Yahoo has been struggling, and hedge fund Starboard Value has a solution: replace the entire current board of directors. Known as an activist group, Starboard was successful in ousting Darden Restaurants' board in 2014 and gave us a great example of a persuasive PowerPoint deck. So far, we see a letter to shareholders, but with the same persuasive language. The opening is shown here:
NEW YORK, March 24, 2016 /PRNewswire/ -- Starboard Value LP (together with its affiliates, "Starboard"), one of the largest shareholders of Yahoo! Inc. (NASDAQ: YHOO) with an ownership interest in approximately 1.7% of Yahoo's outstanding shares, representing an investment of approximately $570 million, today announced that it is nominating a slate of nine highly qualified candidates for election to Yahoo's Board of Directors at the 2016 Annual Meeting.
Starboard also announced today that it has delivered the following open letter to Yahoo shareholders, which includes the names and detailed biographies of each of Starboard's nominees towards the end:
A LETTER TO THE SHAREHOLDERS OF YAHOO! INC.
Yahoo's Current Board has Failed to Deliver Results for Shareholders
Significant Board Change is Desperately Needed to Hold Management Accountable and Properly Oversee any Operational Turnaround Plan, Separation, or Sale of Assets
The Board Refuses to Embrace the Need for Significant Changes at Yahoo
Starboard is Therefore Nominating a Slate of Nine Highly Reputable and Extremely Qualified Directors for Election at Yahoo's 2016 Annual Meeting
The letter goes on to say, "We believe that Yahoo is deeply undervalued and opportunities exist within the control of management and the Board of Directors (the "Board") to unlock significant value for the benefit of all shareholders. Unfortunately, as we have outlined in previous letters, we have been extremely disappointed with Yahoo's dismal financial performance, poor management execution, egregious compensation and hiring practices, and general lack of accountability and oversight by the Board. We believe the Board clearly lacks the leadership, objectivity, and perspective needed to make decisions that are in the best interests of shareholders."
CEO Marissa Mayer has made several attempts to trim the business, but the company may be sold. In the shareholder letter, Starboard criticizes the process: "Bidders are uneasy over what was described as an uncharacteristically long document, three to four times longer than usual, without inclusion of private financial information." The board is accused of dealing unfairly in the process.

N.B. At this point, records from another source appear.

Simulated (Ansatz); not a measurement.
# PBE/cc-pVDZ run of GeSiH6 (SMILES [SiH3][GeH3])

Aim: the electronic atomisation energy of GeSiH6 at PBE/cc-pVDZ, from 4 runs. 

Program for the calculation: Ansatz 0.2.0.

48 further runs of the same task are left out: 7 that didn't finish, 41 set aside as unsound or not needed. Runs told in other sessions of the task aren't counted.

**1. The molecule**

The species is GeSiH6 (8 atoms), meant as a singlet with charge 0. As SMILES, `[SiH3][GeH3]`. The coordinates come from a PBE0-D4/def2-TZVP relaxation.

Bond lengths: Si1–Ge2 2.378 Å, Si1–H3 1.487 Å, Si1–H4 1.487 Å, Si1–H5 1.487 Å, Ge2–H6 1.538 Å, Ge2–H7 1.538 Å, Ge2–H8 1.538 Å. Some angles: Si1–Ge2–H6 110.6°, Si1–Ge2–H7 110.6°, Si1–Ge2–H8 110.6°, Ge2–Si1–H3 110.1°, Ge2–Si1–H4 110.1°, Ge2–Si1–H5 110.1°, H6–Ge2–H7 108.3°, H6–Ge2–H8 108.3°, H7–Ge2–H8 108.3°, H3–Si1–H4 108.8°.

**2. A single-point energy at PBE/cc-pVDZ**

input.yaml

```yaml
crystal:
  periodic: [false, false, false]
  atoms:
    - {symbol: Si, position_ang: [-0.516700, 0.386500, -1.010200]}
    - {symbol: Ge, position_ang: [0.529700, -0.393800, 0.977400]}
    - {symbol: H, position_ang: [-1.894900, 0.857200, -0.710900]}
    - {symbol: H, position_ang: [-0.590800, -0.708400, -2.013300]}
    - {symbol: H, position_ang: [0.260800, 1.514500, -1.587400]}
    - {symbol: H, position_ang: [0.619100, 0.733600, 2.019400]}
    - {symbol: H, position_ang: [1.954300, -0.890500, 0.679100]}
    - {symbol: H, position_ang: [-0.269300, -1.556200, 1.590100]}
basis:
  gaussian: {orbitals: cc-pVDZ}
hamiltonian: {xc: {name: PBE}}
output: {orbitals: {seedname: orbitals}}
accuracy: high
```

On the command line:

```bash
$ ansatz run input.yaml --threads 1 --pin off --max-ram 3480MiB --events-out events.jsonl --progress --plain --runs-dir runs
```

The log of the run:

- Read the Starboard Value letter to shareholders. What principles of persuasion are illustrated? How do the word choices contribute to or detract from the argument?
- How should Marissa Mayer respond? Research the Darden situation to draw some comparisons.
- Do you think we'll see a detailed PPT deck, as we did for the Darden situation? Why or why not? What are the similarities and differences in the businesses that may drive the genre choice?